Cissokho landed in North Carolina thanks to love, falling for and marrying an American student of Senegalese music. He felt lost at first, as he tried to find his musical bearings in his new home. He went to a lot of shows, met a lot of local musicians, and finally, through trial, error, and jam sessions, connected with a quartet of local artists who got him, and whom he got. After connecting with Cissokho, drummer Austin McCall brought the group together. It included Will Ridenour, who had studied djembe and kora extensively in Senegal and Mali, on percussion. Berklee-trained jazz guitarist John Westmoreland worked closely with Diali to incorporate the interwoven kora lines into his own playing. Jonathan Henderson, an ethnomusicologist with a background in jazz and afro-diasporic styles joined on bass.
The process took time. “Our instruments had to talk to each other,” explains Cissokho. “They had to follow my key, tune into me. I didn’t know how to explain. But then they heard the melody, and they tuned to me. I started to believe, okay, it’s coming. I didn’t lose my music from back home -- it’s always here with me. We spoke a different language. But music, as my dad would say, music talks.”
The gradual process of mastering each other’s musical speech, of building real friendships, unfolded over several years. Henderson and fellow Kaira Ba bandmates mastered the rhythms and melodic arcs that formed the heart of Cissokho’s music, while Cissokho picked up on their penchant for strong arrangements and funky hooks. They learned from each other, sometimes in complex, multi-layered ways that went far deeper than jamming or teaching each other licks.
One example of the in-depth conversation between Cissokho and Kaira Ba can be heard in the string quartet of “Alla L’a Ke.” “First we recorded Diali playing the song solo on kora. Then I went on a week-long retreat up in the mountains,” Henderson says. “I transcribed the kora playing and used it as the starting point for the string quartet arrangements. When I got back, I played him the midi output from the notation software. ‘That’s my hand,’ Diali said.” Though his musical fingerprints were all over the arrangement, it took a while for Cissokho and the rest of the band to warm up to the novel sound. Yet the strings bring another, warm layer to the more conventional Afropop palette.

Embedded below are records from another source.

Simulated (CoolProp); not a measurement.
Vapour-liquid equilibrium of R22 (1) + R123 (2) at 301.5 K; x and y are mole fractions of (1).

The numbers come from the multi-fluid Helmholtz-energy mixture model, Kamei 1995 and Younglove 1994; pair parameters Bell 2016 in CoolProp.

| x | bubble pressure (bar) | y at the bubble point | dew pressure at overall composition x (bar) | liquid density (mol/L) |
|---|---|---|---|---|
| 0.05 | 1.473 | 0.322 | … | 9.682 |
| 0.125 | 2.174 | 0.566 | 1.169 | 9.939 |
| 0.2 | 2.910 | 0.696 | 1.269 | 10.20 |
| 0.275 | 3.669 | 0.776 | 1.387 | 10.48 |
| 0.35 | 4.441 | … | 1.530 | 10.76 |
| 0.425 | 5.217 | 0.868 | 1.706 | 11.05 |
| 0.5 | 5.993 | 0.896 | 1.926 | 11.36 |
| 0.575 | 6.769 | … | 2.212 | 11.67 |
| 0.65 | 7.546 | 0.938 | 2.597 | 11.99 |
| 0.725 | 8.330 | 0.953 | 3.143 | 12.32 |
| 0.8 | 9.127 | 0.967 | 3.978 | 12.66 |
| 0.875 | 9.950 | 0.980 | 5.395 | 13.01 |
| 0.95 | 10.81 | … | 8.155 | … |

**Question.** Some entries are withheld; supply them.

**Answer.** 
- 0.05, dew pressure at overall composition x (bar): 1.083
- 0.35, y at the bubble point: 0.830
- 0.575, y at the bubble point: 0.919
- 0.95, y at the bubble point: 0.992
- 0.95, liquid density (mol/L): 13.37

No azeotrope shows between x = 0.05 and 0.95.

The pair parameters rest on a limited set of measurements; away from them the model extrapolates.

Kaira Ba loves to buck expectations by tapping into less appreciated sides of Senegalese music--then adding an American twist. Salsa has long had a place in Senegalese listeners’ and musicians’ hearts, and “Salsa Xalel” shines a light on the style’s widespread popularity. “Salsa is a big deal in West Africa. My dad listened to salsa and played it and danced to it,” Cissokho notes. “I knew it from my dad. When my dad didn’t get along with his wives, he would play salsa and sing to them. I’d listen to the groove and the melody, how he put his finger to the string. That’s how I got into salsa,” a style Cissokho experimented with. In Senegal, they expanded Cissokho’s song by adding balafon and talking drum (tama) to the mix. Then, back in North Carolina, the band invited singers Tucker and Waden to contribute, blending in another layer of African-heritage sound.
Though the uptempo songs on Routes lock into funky, deep pockets, making for irresistible dance tracks, other pieces stretch into more tender territory. “Saya” came to Cissokho after his beloved mother passed away: “Right when we buried her, everyone started to walk back home. I couldn’t. I stayed in the cemetery. I started to turn home and this song came to my heart. I went to my uncle’s room. He used to play kora until he grew older. I asked him if I could borrow it, because I needed to play this song. My uncle and everyone told me no, we had just buried her, but then they listened to what I played and started crying.”
Though Kaira Ba kept a light touch, they invited Eric Heywood to add arcs of pedal steel. “We wanted to get out of the way and let the song shine, in its honesty,” Henderson recounts. “That was the first take, with just kora and vocal live. While some of instrumentation on other tracks took warming up to, the pedal steel was something that Diali connected with right away. There’s an expressive quality to it, somehow reminiscent of the human voice.”
The people and places of M’bour and the North Carolina piedmont express themselves on Routes as well, not only via Cissokho’s lyrics and stories or musical performances, but in atmospheric recordings that weave in and out of tracks. Recordings of markets, nighttime courtyard jams, and beach life sneak into the mix. As do the voices and the sounds--Carolina cicadas sing at the start the first track--of Cissokho’s new home, his new roots.
“We wanted to give people a window into how we put this together. The album opens with cicadas in North Carolina, but then at the end, by ‘Night in M’bour,’ we share the rich sonic experience of being in Senegal, listening to this other world of sound, hearing sabar drumming reverberating in the distance, the children chanting the Quran at night,” reflects Henderson. “We wanted to weave these sounds in. The record ends with a live performance by Diali’s nephew Mamadou. That final track really captured our time outside the studio, hanging out and playing music and singing songs, learning from each other.”